On the Codesign of Scientific Experiments and Industrial Systems
Tommaso Dorigo, Pietro Vischia, Shahzaib Abbas, Tosin Adewumi, Lama Alkhaled, Lorenzo Arsini, Muhammad Awais, Maxim Borisyak, Andr\'as B\'ota, Florian Bury, Sascha Caron, James Carzon, Long Chen, Prakash C. Chhipa, Paul Christakopoulos, Jacopo De Piccoli, Andrea De Vita

TL;DR
This paper explores the co-design of hardware and software in complex scientific and industrial systems, emphasizing the importance of integrated optimization to achieve maximum performance.
Contribution
It discusses the emergence of hardware-software coupling and proposes co-design procedures to optimize the global utility functions of such systems.
Findings
Coupling between hardware and software can hinder optimization if ignored.

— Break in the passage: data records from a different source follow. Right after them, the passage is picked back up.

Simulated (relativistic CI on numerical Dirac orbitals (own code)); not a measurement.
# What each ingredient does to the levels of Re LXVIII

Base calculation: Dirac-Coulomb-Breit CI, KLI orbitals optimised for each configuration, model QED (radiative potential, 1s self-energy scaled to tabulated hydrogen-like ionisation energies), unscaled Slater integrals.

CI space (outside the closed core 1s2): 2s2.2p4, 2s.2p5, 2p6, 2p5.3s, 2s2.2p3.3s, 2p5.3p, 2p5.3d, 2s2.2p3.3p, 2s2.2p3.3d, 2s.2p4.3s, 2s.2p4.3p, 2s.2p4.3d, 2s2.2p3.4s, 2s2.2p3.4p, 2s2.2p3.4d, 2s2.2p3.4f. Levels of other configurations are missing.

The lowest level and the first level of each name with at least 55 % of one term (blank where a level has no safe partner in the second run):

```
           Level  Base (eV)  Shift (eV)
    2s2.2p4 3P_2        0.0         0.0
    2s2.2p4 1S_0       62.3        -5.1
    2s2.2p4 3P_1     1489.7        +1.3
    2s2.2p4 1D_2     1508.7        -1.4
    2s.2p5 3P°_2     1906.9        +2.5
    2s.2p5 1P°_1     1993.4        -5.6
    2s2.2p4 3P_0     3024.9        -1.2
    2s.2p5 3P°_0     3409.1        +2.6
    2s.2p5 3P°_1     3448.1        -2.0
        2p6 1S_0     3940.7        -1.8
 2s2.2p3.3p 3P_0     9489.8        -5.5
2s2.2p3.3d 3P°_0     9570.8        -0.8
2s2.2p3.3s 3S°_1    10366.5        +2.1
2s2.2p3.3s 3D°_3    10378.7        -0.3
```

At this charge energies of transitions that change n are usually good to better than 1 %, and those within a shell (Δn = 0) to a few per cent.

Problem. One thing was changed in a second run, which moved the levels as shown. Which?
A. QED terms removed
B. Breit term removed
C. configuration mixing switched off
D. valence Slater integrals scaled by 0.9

Co-design procedures can identify global maxima in system utility functions.
Opportunities exist to improve methods bridging science and industry.
Abstract
The optimization of large experiments in fundamental science, such as detectors for subnuclear physics at particle colliders, shares with the optimization of complex systems for industrial or societal applications the common issue of addressing the inter-relation between parameters describing the hardware used in data production and parameters used to analyse those data. While in many cases this coupling can be ignored -- when the problem can be successfully factored into simpler sub-tasks and the latter addressed serially -- there are situations in which that approach fails to converge to the absolute maximum of expected performance, as it results in a mis-alignment of the optimized hardware and software solutions. In this work we consider a few use cases of interest in fundamental science collected primarily from particle physics and related areas, and a pot-pourri of industrial and…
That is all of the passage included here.